Robert S Abbott and the Chicago Defender

Robert S. Abbott and The Chicago Defender

Today’s Black journalist profile is about a man who had no problem speaking truth to power. Allow me to introduce  Robert S. Abbott, the founder and publisher of The Chicago Defender newspaper. More than a successful publisher, Robert S. Abbott was a singular force who helped thousands of Black people move from the American south to cities in the north as part of the Great Migration. With The Chicago Defender, Abbott amassed his own personal fortune, but he also changed the fortunes of many more.

Abbott’s Early Years

Robert Sengstake Abbott was born in 1870 in St. Simmons, Georgia. The child of formerly enslaved parents, he went to school with the intention of becoming a lawyer. And while he successfully completed a law degree at Kent Law School, he was not able to find a job in his chosen profession. In fact, one advisor told him he was too dark to be successful as a lawyer.

Luckily, Abbott had had the good fortune of being in the audience at the World’s Columbian Exposition in 1893 held in Chicago, where he heard Mr. Frederick Douglass give a fiery speech imploring America to live up to its promises of freedom for all. Hearing Douglass and knowing how he had “used his words” to stir up change in society, Abbott decided he too would use the press to make his mark. And that’s exactly what he did.

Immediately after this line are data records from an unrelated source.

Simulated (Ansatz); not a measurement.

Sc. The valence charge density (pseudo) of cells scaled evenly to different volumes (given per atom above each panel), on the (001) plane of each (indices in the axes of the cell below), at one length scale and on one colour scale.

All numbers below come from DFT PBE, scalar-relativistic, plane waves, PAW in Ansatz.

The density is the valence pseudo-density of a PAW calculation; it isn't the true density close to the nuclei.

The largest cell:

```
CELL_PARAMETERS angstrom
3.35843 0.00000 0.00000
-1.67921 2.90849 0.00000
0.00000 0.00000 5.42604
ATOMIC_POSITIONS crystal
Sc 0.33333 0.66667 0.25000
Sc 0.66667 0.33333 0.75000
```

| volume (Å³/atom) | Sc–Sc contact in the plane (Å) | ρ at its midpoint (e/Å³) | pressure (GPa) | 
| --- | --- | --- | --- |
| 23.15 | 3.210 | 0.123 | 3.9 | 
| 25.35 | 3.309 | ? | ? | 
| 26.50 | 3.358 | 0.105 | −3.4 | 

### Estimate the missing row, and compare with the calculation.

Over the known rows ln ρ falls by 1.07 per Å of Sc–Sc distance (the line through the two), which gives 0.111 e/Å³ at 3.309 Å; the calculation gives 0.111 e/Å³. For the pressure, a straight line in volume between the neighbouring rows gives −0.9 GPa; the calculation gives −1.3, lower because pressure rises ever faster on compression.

Robert Abbott Launches The Chicago Defender

Robert S. Abbott and the Chicago Defender
Robert Abbott’s Chicago Defender Newspaper

Abbott launched The Chicago Defender in 1905 from the kitchen of the rooming house where he was staying. He wrote all the articles himself and sold copies of his paper door to door. By 1910 Abbott was able to hire his first employee, J. Hockley Smiley and the paper continued to grow in popularity as The Defender covered the racial injustices taking place not only in Chicago, but all over the United States. And Abbott was known for not just reporting the news, but also for sharing his own radical thoughts about Black people standing up for themselves in the face of racial violence and oppression. He would write opinion pieces telling folks that if the Klan came to their door, they should go down fighting and take at least one Klansman with them! Soon enough, The Chicago Defender was the most read Black newspaper in Chicago.

The Riches are in the South

Historians say that Abbott’s financial success – he was one of the first Black millionaires – came as the result of his decision to sell The Chicago Defender in the South where the majority of Black Americans still lived at the turn of the century. Folks were hungry for the information and attitude The Defender was printing and gobbled it up whenever they could get their hands on it. Because of Abbott’s decision to sell his paper in the southern states, The Chicago Defender was the first Black newspaper to boast of a 100,000 circulation. That number doubled to 200,000 by the mid-1920s.

Abbott’s Influence on The Great Migration

Initially in his editorials, Abbott encouraged Black southerners to stay in the South and fight for their rights. But when World War I broke out and there was a surplus of factory jobs in the northern cities, he changed his tune. Abbott started writing editorials encouraging Blacks to come North for a better life. He was one of the first, in fact, to use the term “The Great  Migration.” 

The Chicago Defender essentially became a guide book for Black people to move north. Abbott printed train schedules, apartment and job listings and even etiquette manuals to help people adjust to city life in places like Chicago and Detroit.

Not surprisingly, white landowners hated The Chicago Defender as it put “bold ideas” into the minds of their Black workers. Once Black people started leaving in droves to head up North, lawmakers tried to ban The Chicago Defender from being sold in certain cities and states. But that didn’t stop Abbott. He got the famed Pullman Porters to smuggle the Defender into southern cities on the trains where they worked. He was clearly a brilliant business man as well.

Robert Abbott Was A Multicultural Man

In a lot of ways Abbott was a pioneer in his crusade for racial justice. He used his newspaper to comment on the hypocrisy of America’s white leadership and he uplifted the genius of Black people. Many famous writers had their work published in The Defender under Abbott’s leadership, including Ida B. Wells, Langston Hughes, Gwendolyn Brooks and Walter White.

Unfortunately Abbott died at the age of 69 due to illness, but he never stopped crusading for justice and racial equality. Something interesting about Abbott’s background that must have influenced his thinking about racial equality is his unusual – for the time – upbringing. Abbott’s father died when he was a baby. His mother remarried a Mixed-Race – Black and German – man by the name of John Sengstacke. Sengstacke had been born in the United States but was raised in Germany. When he met and married  Abbott’s mother, Abbott was given his stepfather’s last name as a middle name to cement their relationship. Ironically, John Stengstacke also founded his own newspaper!

Fun fact, rather late in his life, Abbott became a member of the Baha’i’ Faith, because of the burgeoning religion’s commitment to racial unity and equality.

The End of an Era

The Chicago Defender printed its last issue in July 2019.